Performance of 15 consecutive tags including 2.6.0 and 2.7.0 releases as well as more recent master tags. Read and write bandwidth of a single shared file with 100 clients is recorded. Significant variability can be observed between any two consecutive tags.
2.6.0 vs CLIO | 2.6.53.1 vs CLIO | |
Read performance difference | 101% | 97% |
Write performance difference | 90% | 100% |
OBSERVATIONS: Figure 1 shows the baseline of 2.6.0 (far left) has write performance that is above the typical performance for 15 recent tags. This unusually high value for the 2.6.0 baseline, means that more typical observations are apparently slow by comparison. Choosing a more common value for 100 client SSF read and write (i.e. tag 2.6.53.1) provides a better baseline value and shows performance within tolerance.
IOR, 100 Clients, File Per Process (FPP)
Read performs: 96% Write perform: 102% OBSERVATION: Both observations show CLIO Simplification performance within tolerance.
IOR, Single Client, File Per Process (FPP)
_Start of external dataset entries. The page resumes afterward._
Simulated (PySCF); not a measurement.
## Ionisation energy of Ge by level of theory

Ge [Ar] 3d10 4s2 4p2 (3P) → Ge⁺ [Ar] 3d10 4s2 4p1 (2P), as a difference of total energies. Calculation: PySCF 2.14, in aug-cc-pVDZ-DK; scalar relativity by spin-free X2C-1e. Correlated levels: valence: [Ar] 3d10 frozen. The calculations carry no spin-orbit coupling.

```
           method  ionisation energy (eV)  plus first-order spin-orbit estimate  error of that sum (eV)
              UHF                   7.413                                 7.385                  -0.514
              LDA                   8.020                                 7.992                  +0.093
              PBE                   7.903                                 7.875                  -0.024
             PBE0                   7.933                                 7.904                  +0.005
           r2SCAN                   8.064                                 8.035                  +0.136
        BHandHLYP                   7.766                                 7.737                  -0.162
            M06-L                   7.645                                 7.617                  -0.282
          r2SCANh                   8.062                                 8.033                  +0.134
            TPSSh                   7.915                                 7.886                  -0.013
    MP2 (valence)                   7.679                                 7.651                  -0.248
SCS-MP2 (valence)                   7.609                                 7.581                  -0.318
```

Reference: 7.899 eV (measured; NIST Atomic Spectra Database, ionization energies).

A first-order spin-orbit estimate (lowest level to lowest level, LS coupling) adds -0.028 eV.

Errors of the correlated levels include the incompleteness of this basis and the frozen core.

Hyperion | OpenSFS test 1 | OpenSFS test 2 | |
Read performance difference | 104% | 104% | |
Write performance difference | 92% | 150% | 97% |
OBSERVATIONS: Write performance was below tolerance during our run on Hyperion on this test. This apparent slow-down was not reproducible over three re-runs on the OpenSFS cluster where between 97% and 150% write performance was observed.
Read performs: 101% Write perform: 388% OBSERVATIONS: Observation of the 2.6.0 baseline showed write performance on Hyperion at 340MB/s. The CLIO Simplification client performed at 1400MB/s. Task LU-1669 (out of scope for this contract) is thought to be primarily responsible for the large improvement in write performance between 2.6.0 and the accumulated unrelated CLIO Simplification patches.
mdtest, Single Client
Best FFP tree filestat: 115%
Best SSF tree dircreate: 103%
Worst FFP tree treecreate: 97%
Worst SSF tree rm: 97%
OBSERVATIONS: All 32 observations show CLIO Simplification performance within tolerance. Only the best and the worst are included here.
mdtest, 100 Clients
Hyperion run 1 | Hyperion run 1 | Hyperion run 2 | Hyperion run 2 | |
File per process | Single shared file | File per process | Single shared file | |
Dir create | 108% | 104% | 88% | 98% |
Dir stat | 96% | 100% | 100% | 100% |
Dir rm | 110% | 98% | 95% | 96% |
File create | 181% | 235% | 201% | 168% |
File stat | 96% | 99% | 98% | 100% |
File rm | 108% | 104% | 104% | 102% |
Tree create | 100% | 86% | 100% | 100% |
Tree rm | 114% | 104% | 106% | 97% |
OBSERVATIONS: Out of 32 metrics only two metric are observed out of tolerance for mdtest at 100 clients scale. Out of tolerance observations were not repeated between consecutive runs and they are judged to be due to variability occurring at 100 client scale. A significant performance increase is observed on metrics including ‘file create’ and ‘file rm’.
Conclusion
Functional testing and SWL testing of the CLIO Simplification stack was completed successfully. Performance testing is also complete. Of 49 values presented within the performance testing, four were observed below 5% of the 2.6.0 baseline value. On review, these four observations can be attributed to the challenges of running repeatable tests with low variability at scale. Further tests were run to check whether CLIO Simplification patches introduced these observed regressions, but no evidence was found to support this being the case. We are confident that the CLIO Simplification patches do not introduce regressions and this phase of the project is complete.
Appendix
A pdf of the report, including detailed results are included in this document. File:CLIO test and fix complete report.pdf
Landing Phase
Patches for a simplified CLIO stack were landed over a period of approximately six months with the final outstanding CLIO Simplification patch landed on Mon, 29 Jun 2015. The complete list of patches created by Intel and their commitment into the Lustre Master is recorded below.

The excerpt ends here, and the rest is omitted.